The pockets of resistance in Modi's Varanasi

BJP has been winning the seat since 1991 except in 2004 when Congress emerged victorious.

The pockets of resistance in Modi's Varanasi
Illustration: Anirban Bora

Sadanand Pandey, 38, is piling up wood for the next funeral. At Manikarnika, eight cremations are taking place simultaneously. Pandey is preparing for the ninth.

It is Monday afternoon. As the sacred waters of the Ganga lap against the ghats of Varanasi, the place reverberates with the chanting of mantras. But in the holy city, Pandey, a wood trader for funerals, feels helpless. Once the elections are over, he says, his house will be razed by the municipality. About 250 multistorey buildings in the neighbourhood — many of which had existed for 200-300 years — have already been demolished to pave the way for a state-of-the-art, 50-ft-wide Kashi Vishwanath corridor, to be built at an estimated cost of Rs 600 crore.

“We voted for the BJP in the 2014 and 2017 (assembly) polls, but not any more,” says Pandey, adding that he won’t receive a single rupee as compensation because he is a tenant in the three-storey house, though four generations of his family have lived there.
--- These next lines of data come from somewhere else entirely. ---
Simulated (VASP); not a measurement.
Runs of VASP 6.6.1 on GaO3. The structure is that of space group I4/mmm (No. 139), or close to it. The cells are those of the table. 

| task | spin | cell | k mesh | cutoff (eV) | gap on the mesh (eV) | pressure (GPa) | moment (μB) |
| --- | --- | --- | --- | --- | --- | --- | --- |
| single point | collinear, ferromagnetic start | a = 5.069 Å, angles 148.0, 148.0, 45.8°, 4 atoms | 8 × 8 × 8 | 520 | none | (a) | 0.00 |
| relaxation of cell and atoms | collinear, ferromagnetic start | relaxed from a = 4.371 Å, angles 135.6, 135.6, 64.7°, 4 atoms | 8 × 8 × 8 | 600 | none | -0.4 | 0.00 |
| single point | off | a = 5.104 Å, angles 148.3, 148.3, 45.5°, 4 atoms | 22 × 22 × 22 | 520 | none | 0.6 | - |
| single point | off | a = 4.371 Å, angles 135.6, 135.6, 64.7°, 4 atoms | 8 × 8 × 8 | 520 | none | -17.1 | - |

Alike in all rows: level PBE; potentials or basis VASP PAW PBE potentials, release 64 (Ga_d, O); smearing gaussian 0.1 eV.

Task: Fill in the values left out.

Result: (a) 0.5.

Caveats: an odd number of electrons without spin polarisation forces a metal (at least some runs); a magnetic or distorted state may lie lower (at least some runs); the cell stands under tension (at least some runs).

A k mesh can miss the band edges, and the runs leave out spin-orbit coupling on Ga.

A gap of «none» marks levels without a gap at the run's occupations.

For the BJP-led govt in Uttar Pradesh, building the temple corridor is critical. It is a dream project of Prime Minister Narendra Modi, who is also the local MP from Varanasi. In 2014, Modi comfortably won the seat by securing 56% votes and defeating his nearest rival and present Chief Minister of Delhi, Arvind Kejriwal of the Aam Aadmi Party. Ajay Rai of the Congress stood third.

This time, too, Modi is pitted against Rai, after the Congress brass hesitated in fielding Priyanka Gandhi Vadra from there.

The Samajwadi Party, which is fighting this election in an alliance with its erstwhile rival Bahujan Samaj Party, first fielded Shalini Yadav before naming former Border Security Force jawan, Tej Bahadur Yadav, as its candidate. The SP-BSP combo, however, found itself in a soup when the Election Commission rejected Yadav’s nomination as he had failed to submit a certificate saying he was not sacked from government service for either corruption or disloyalty.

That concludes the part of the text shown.